Morris Tribunal report - Confidence in gardaí must be restored
It has already happened, and the fact that such practices have been endemic to some extent in our national police force can only be damaging to public confidence in the force’s ability to be impartial.
Neither is it appropriate that the reports were released in the absence of the Dáil which should have had an immediate opportunity to debate the grave issues contained in them.
Mr Justice Frederick Morris, a former president of the High Court, found that the gardaí had been plagued by mass insubordination, and discipline had been seriously eroded.
While the general public was prepared to hear the worst of individual members of the force in Donegal, it was deeply worrying and unsettling that he found it was not confined to the county.
Mr Justice Morris delivered a devastating indictment of garda management in declaring that proper discipline had been lost in the force, and that cumbersome machinery was used to deal with complaints.
The Morris findings come not too long after Garda Commissioner Noel Conroy issued an apology to the Carthy family on foot of the Barr Tribunal which investigated the shooting of John Carthy by the Emergency Response Unit after a 25-hour stand-off outside his Abbeylara home and found senior gardaí in charge of the siege made fundamental errors managing the stand-off.
Although Mr Justice Morris identified specific misbehaviour by a number of individual officers in Donegal throughout the mid-1990s, his remarks will have fundamental reverberations for the appalling disciple he outlined.
It is hardly coincidental that Justice Minister Michael McDowell published a draft new disciplinary code for gardaí to coincide with the latest Morris Tribunal reports. This can only be regarded with a certain amount of cynicism, being seen as some kind of quick solution aimed at damage limitation to what Morris exposed.
Given the scathing and comprehensive criticism levelled at the force by Mr Justice Morris, it is a matter of extreme urgency that the confidence and respect of the public be restored in our national police force.
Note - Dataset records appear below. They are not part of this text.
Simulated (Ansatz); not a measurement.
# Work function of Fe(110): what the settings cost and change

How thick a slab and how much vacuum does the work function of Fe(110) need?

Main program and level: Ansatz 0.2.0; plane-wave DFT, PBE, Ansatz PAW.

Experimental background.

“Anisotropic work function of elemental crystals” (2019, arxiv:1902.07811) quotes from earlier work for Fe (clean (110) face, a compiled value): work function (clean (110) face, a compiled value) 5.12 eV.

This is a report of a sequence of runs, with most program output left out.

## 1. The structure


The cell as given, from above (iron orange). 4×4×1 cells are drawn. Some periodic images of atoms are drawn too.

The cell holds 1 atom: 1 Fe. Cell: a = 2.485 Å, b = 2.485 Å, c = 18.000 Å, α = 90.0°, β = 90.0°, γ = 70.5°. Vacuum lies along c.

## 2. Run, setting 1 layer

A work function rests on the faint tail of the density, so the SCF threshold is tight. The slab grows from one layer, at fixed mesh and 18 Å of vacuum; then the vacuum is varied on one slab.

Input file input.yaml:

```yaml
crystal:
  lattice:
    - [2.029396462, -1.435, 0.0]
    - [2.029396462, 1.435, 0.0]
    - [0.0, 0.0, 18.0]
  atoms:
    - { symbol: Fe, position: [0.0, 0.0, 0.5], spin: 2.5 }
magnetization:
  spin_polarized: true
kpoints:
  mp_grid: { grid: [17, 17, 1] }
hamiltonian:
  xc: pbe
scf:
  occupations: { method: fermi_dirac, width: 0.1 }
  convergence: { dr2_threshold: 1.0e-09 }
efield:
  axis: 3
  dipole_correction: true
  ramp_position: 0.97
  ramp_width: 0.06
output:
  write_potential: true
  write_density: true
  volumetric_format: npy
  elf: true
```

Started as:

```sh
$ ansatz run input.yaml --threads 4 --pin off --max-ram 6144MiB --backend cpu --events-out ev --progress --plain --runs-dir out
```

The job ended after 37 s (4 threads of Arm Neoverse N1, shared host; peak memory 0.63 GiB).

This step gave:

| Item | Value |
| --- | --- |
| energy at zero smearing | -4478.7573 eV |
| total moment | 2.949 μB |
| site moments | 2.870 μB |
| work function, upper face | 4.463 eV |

However, already, GRA general secretary PJ Stone has described the minister’s timing as “opportunistic” and said it made a “mockery” of the Garda consultation and conciliation process between the department, management and the staff associations.
Mr McDowell has acknowledged, because he could not do otherwise, that the finding by the tribunal that discipline had been severely eroded was a very grave thing.
In considering his draft proposals, Mr McDowell should bear in mind that Mr Justice Morris called for firm but fair measures to combat abuse of the system and restore morale.